Though attempts have been made in a section of the media to portray that General Bikram Singh and General Bhatia have said differently (presumably because of their differing political preferences) on the subject, any dispassionate analysis will reveal that in essence, they were talking the same language. Both of them have said that the strikes across the LoC in the past were “a routine matter” and “tactical” in nature, which the previous governments were keeping secret.

Surgical strikes Political involvement is what separates the latest operation from the others

PM Narendra Modi. Reuters

In fact, General Singh has repeated what he had said on 31 July, 2014, the day he retired. While talking to the press on his last day in office, he informed how India gave a befitting reply to Pakistan, whose Army, on 8 January, 2013, had beheaded Lance Naik Hemraj and mutilated the body of Lance Naik Sudhakar Singh along the LoC in Poonch sector of J&K. “It (retaliation) has been done. Please understand that when we use force, that use is from tactical to operational to strategic levels...It has been done at the tactical level by local commanders… chiefs don’t get involved in it.”

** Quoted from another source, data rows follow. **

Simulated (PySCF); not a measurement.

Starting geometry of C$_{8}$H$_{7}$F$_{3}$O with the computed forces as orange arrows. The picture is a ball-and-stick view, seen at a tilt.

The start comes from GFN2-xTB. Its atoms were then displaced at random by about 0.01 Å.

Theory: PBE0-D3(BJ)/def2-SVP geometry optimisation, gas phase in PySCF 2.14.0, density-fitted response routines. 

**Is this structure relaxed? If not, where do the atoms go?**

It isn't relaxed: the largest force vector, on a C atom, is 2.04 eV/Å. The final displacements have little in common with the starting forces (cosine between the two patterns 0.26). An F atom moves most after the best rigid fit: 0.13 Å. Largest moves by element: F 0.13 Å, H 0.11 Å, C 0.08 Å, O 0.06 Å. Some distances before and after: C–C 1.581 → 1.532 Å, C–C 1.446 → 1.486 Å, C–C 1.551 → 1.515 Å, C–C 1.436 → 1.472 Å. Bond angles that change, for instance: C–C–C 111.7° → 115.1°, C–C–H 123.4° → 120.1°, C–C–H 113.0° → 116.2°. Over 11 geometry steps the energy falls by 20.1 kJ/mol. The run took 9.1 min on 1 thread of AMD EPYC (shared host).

It is worth emphasising what General Singh had said. The force is used “from tactical to operational to strategic levels”. Strategic level decisions are made by the political leadership, operational level decisions are taken by the senior military commanders in coordination with or permission from the Army Headquarters in Delhi, and tactical decisions are the preserve of the local commanders, where “chiefs don’t get involved in it.”

General Bhatia, in his interview to a TV channel, has also said the same thing. Though political twists have been given to his statement as he challenged the Congress thesis that under the UPA regime, the three surgical strikes were similar in nature to the latest strikes under the Modi-government, the former DGMO had a point when he said, "We never carried out such strikes earlier. They were not strikes, but actions carried out at very very local level. When you are firefighting, you may go across the LoC a few meters, but then you cannot call them cross border strikes.”

What exactly then are the differences? The surgical strikes this time were conducted simultaneously at multiple spots, a first of its kind. "The current strikes are a class apart, they are perfect. They are a well thought out action done at a national level, with strategic and tactical planning. They have yielded the desired results and more importantly, they have displayed India's strategic resolve and strong political will,” General Bhatia said.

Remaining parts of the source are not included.